Mr. Perrin and Mr. Traill; Or the Gods and Mr. Perrin was first published by Mills and Boon in 1911. Mills and Boon was established in 1908 by Gerald Rusgrove Mills and Charles Boon. While the publisher would become famous for its romantic fiction after the 1930’s, its early releases featured a wide array of genres, including crime stories, Shakespeare and P. G. Wodehouse. Walpole’s novel sold well and was his first significant success in the literary world. He would later comment in 1936 that he considered this work to be ‘probably the truest’ he had ever produced. The book was heavily influenced by Walpole’s experiences as both a pupil and teacher. He attended a series of schools during his childhood, where he frequently suffered from bullying and periods of great distress and unhappiness, while his fairly brief time teaching at Epsom College — the chief inspiration for the work — was challenging and unsatisfying.

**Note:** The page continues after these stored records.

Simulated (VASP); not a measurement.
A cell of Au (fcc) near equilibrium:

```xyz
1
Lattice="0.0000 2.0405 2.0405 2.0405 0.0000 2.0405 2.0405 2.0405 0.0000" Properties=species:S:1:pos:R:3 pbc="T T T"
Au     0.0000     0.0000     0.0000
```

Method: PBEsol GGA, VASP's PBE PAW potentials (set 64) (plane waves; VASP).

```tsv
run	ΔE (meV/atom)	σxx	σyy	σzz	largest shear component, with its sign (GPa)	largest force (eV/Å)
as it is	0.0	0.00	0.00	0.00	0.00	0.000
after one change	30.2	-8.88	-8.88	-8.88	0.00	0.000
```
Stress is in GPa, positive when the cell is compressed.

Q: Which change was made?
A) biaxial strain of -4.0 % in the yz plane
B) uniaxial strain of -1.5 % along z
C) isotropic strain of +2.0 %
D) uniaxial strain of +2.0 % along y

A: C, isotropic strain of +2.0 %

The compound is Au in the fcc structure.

The narrative is set in a boys’ public school in Cornwall, where Perrin has been teaching for two decades and is deeply unpopular and bitter. He leads a miserable life, emerged in his sense of loneliness, with only a tiny glimmer of hope provided by the possibility that one day Isabel Desart — a friend of one of Perrin’s colleagues — may love him. Any chance of happiness is soon destroyed by the arrival of the young, enthusiastic and popular new teacher, Mr. Traill. The antagonism Perrin feels towards the recent recruit escalates from mild annoyance to violent urges as he becomes overwhelmed by his hate. There are two endings to the novel; the original darker conclusion and the lighter and more hopeful ending that Walpole wrote for the later American edition. Both endings are provided in this digital edition for the reader.

The novel was later adapted for a 1948 British film directed by Lawrence Huntingdon and starring David Farrar, Edward Chapman, Greta Gynt and Raymond Huntley.